A Panoply of Contemporary Telugu Stories
Kavi Yaga
TELUGU: THE BEST STORIES OF OUR TIMES by Volga. HarperPerennial India, 2022, 356 pp., 499.00
July 2022, volume 46, No 7

Volga, acclaimed feminist writer and editor of Telugu: The Best Stories of Our Times, notes that she swam through an ocean and ‘reached the shore holding on to the twenty-six stories,’ that ‘stand as witness to the time’. The resulting panoply features a diverse set of celebrated writers and dives deep into an array of important themes. Translators Alladi Uma and M Sridhar are careful to stay true to the original text, retaining Telugu sentence structures, colloquialisms, expressions and words. The resulting voices are powerful, lyrical, raw.

In the collection, eleven of the stories speak to women’s issues (patriarchy; political, economic, sexual rights; domestic abuse, etc.), nine stories engage with caste (and caste forms a sub-text in several others), five with the trauma of displacement from traditional occupations, four with growing religious intolerance, while other themes include globalization, feudalism, agriculture, land rights, poverty, the environment and treatment of animals. Most stories deal with several themes at once. These thematic distributions reflect the preoccupations of contemporary Telugu writers and society.

The stories are meant to reflect our times. Published in 1997, BS Ramulu’s ‘The First Rains’ is the oldest in the collection. The most recent is MSK Krishnajyothi’s tender environmental story ‘Ocean Boy’ published in 2019. Woven into the narrative fabric are the seismic changes of the last three decades: economic liberalization and globalization, the growing encrustations of religious identities, continuing agrarian and climate crises, the disruption of work and social structures, and changing aspirations. Most of the writers in the collection are above 50. Manasa Yendluri is the rare writer below 40.
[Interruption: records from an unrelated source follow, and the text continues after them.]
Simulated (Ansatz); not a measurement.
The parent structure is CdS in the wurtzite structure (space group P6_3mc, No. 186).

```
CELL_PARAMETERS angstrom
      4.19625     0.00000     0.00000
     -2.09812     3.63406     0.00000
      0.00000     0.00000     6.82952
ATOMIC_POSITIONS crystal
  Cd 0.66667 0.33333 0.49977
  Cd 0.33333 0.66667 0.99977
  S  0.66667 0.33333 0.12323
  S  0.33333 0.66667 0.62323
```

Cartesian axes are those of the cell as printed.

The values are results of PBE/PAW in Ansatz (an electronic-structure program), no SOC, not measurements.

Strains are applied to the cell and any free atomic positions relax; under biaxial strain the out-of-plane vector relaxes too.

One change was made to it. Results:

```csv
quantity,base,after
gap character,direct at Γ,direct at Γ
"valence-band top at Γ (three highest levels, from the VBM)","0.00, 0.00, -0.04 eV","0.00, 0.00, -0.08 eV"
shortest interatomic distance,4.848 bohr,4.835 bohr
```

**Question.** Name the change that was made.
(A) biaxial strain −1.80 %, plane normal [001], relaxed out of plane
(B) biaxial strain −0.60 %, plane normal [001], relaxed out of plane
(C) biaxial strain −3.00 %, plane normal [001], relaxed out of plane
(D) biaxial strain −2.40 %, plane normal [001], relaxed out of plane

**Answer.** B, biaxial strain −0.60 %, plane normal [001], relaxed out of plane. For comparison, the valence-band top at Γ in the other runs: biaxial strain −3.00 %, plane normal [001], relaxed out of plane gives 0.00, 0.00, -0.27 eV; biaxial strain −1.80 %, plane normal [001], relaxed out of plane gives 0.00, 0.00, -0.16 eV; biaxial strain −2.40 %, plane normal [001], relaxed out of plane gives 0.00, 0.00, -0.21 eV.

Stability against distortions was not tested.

In Yendluri’s charming, canny ‘Bottu Feasts’, a young Dalit-Christian college teacher wears bottus, sings Carnatic music, eats Tirupathi prasadam, and earnestly proclaims, ‘But I keep saying we must respect all religions.’ Delighted, her upper-caste Hindu colleagues welcome her into their fold and she goes to work to ‘have fun with them and share everything.’ But their embrace has its limits. She arrives at work one day to find they’ve snuck away for a traditional picnic. She’s not invited—it’s for their caste only. In this and other incidents, the educated and privileged woman (she’s one of the few protagonists in the collection who owns a cell phone, drives a car) handles herself with poise, her self-respect remains undiminished. The sarcasm underlying the narrative implies the joke is on the colleagues.